In June the Council of Europe’s Parliamentary Assembly appointed a special rapporteur specifically to examine Igor Sutiagin’s case, reflecting growing concern about it in Europe.

The Federal Security Service (FSB, the successor to the KGB) had accused Sutiagin of collecting materials on a variety of military issues and passing them on to U.S. intelligence services. Sutiagin has acknowledged that he collected information on these issues from open sources for a U.K.-based consultancy firm, but he denies any knowledge of the consultancy firm being in any way linked to a foreign intelligence agency. His sentence was the longest prison term for high treason since Soviet times.

The nature of the espionage charges and the conduct of the trial have raised serious concerns that the case was brought for political reasons. In crucial instances prior to Sutiagin’s trial, the FSB sent the wrong documents to experts who were supposed to review Sutiagin’s work for the court to determine whether it was based on open sources. The presiding judge in his trial at the Moscow City Court and the composition of the jury were changed without explanation. The presiding judge excluded key questions of fact from the jury’s deliberations.

The prosecution brought vaguely formulated charges, failed to identify the secret sources from which Sutiagin allegedly received his materials, and made use of secret decrees in its case against him.

Sutiagin has already spent four and a half years in pretrial prisons.

Sutiagin’s case is one in a series of dubious espionage prosecutions brought against independent scientists, journalists and environmentalists in the past decade that seem aimed at chilling expression on such sensitive topics as nuclear pollution, arms transfers, and the like. For more on this trend, see Human Rights Watch’s October 2003 briefing paper, “ Russia’s Spy Mania: A Study of the Case of Igor Sutiagin.”

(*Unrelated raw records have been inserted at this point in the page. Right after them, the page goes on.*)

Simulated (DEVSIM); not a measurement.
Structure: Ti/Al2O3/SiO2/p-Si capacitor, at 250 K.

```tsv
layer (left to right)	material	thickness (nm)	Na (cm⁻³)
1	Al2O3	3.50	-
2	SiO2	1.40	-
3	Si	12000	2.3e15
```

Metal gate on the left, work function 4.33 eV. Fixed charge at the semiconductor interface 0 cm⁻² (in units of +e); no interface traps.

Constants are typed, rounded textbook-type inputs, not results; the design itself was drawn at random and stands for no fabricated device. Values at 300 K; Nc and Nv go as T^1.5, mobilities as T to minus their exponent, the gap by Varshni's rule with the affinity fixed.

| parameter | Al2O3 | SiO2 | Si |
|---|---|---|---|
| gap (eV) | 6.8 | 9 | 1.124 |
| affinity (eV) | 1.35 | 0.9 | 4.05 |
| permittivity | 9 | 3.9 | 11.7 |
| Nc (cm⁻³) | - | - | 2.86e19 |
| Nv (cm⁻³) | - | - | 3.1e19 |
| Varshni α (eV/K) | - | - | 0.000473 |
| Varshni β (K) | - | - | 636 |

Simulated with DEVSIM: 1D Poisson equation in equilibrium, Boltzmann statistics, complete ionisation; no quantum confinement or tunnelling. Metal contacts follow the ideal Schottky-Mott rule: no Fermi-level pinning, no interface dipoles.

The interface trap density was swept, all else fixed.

“It is essential that Supreme Court right the wrongs of the lower courts,” said Denber. “Previous court rulings on Sutiagin’s case left too many questions about their compliance with Russian and international law.”

On June 2, Amnesty International, Human Rights Watch, the International Helsinki Federation for Human Rights, the Moscow Helsinki Group, and the Public Committee for the Protection of Scientists issued a joint statement calling for a retrial in accordance with international fair trial standards and the immediate release of Igor Sutiagin from prison pending retrial.